Activist Usha Ramanathan Named Human Rights Hero For Campaign Against Aadhaar
International rights group Access Now has declared Usha Ramanathan, a legal researcher and activist based out of Delhi, a ‘human rights hero’. Since 2009, the time when the Aadhaar program was launched, Ramanathan has been staunchly raising the security and privacy risks associated with it.
She will be awarded at a function to be held at Tunis, capital of Tunisia between June 11 and 14. The award will be given out by Michelle Bachelet, the United Nations high commissioner for human rights.
Usha Ramanathan: Human Rights Hero
Access Now, speaking about the award, said, “In celebration of…the work of people around the globe to protect human rights in the digital age, every year Access Now names ‘heroes’ and ‘villains’ who have either protected the principles of freedom online or worked to undermine them.”
Appreciating Ramanathan’s work, Access Now said that since 2009, she has been tirelessly challenging the ‘controversial Aadhaar digital identity program in India’, speaking of its privacy and security risks. “Dr Ramanathan worked to explain the ramifications of the judgement (where SC ruled that Aadhaar could not be made mandatory for several purposes) and its disappointing limitations, She continues to speak against the Aadhaar program.”
The statement from Access Now further said that this award also recognises the entire community that had protested the risks associated with Aadhaar.
Apart from Ramanathan, there are other four winners, which includes Bahraini activist and digital security consultant Mohammed Al-Maskati; Australian human rights lawyer and writer Lizzie O’Shea; Tanzanian digital security trainer Zaituni Njovu; and Venezuelan lawyer, writer and human rights activist Marianne Diaz Hernandez.
Validity of Aadhaar
A five-judge Supreme Court bench on September 26, 2018, upheld the constitutional validity of Aadhaar, however, it struck down multiple sections of the Aadhaar Act as unconstitutional. Justice AK Sikri while reading the judgement said, “Aadhaar gives dignity to the marginalised. Dignity to the marginalised outweighs privacy.” He also observed that Aadhaar fails only 0.232% and dismantling it now would mean disturbing 99% of the population who have already been enrolled.

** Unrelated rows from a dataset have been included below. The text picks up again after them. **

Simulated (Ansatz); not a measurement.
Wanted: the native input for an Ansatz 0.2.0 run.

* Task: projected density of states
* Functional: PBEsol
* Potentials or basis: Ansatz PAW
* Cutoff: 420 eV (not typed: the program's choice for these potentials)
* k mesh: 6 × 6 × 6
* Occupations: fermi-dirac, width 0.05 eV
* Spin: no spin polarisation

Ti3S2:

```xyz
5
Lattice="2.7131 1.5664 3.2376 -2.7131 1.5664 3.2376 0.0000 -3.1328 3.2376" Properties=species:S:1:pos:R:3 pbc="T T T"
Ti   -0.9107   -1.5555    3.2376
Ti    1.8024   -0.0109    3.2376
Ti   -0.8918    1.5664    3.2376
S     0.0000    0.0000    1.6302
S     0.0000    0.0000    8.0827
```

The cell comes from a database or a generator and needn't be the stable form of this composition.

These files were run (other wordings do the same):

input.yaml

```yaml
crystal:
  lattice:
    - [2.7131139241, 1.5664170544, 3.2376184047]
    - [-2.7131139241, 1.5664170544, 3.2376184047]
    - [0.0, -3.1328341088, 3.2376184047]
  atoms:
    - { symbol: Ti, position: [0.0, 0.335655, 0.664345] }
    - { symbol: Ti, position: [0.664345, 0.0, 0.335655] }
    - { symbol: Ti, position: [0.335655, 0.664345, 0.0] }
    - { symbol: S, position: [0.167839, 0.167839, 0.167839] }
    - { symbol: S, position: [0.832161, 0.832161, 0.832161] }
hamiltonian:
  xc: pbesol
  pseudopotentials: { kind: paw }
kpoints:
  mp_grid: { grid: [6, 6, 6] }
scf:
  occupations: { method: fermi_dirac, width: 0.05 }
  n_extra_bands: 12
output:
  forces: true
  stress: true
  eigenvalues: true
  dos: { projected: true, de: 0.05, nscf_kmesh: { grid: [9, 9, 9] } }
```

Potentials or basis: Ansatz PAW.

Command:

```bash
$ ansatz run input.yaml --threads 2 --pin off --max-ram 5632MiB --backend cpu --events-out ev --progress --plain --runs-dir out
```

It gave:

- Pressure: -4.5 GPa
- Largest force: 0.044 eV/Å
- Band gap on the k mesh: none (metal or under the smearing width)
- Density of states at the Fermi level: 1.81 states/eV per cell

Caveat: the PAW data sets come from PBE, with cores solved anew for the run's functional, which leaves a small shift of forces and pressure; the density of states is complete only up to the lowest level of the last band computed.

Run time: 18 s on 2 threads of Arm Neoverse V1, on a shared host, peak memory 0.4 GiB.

A bill was introduced in the Lok Sabha on January 2, 2019, by the Narendra Modi government to amend various laws in the Aadhaar bill in a move to curtail the biometric authentication programme of the country. The bill seeks to allow people to offer voluntarily biometric ID, Aadhaar as a means of availing certain services like opening a bank account or getting a new phone connection. It also gives a child an option to opt out of the scheme upon attaining the age of 18 years, reported The Economic Times.
The Aadhaar And Other Laws (Amendment) Bill 2018 has amendments that have to be passed in order to comply with the aspects of the judgements of the Supreme Court. The bill was passed two weeks ago by the cabinet, and information technology minister Ravi Shankar Prasad introduced it in the Lok Sabha.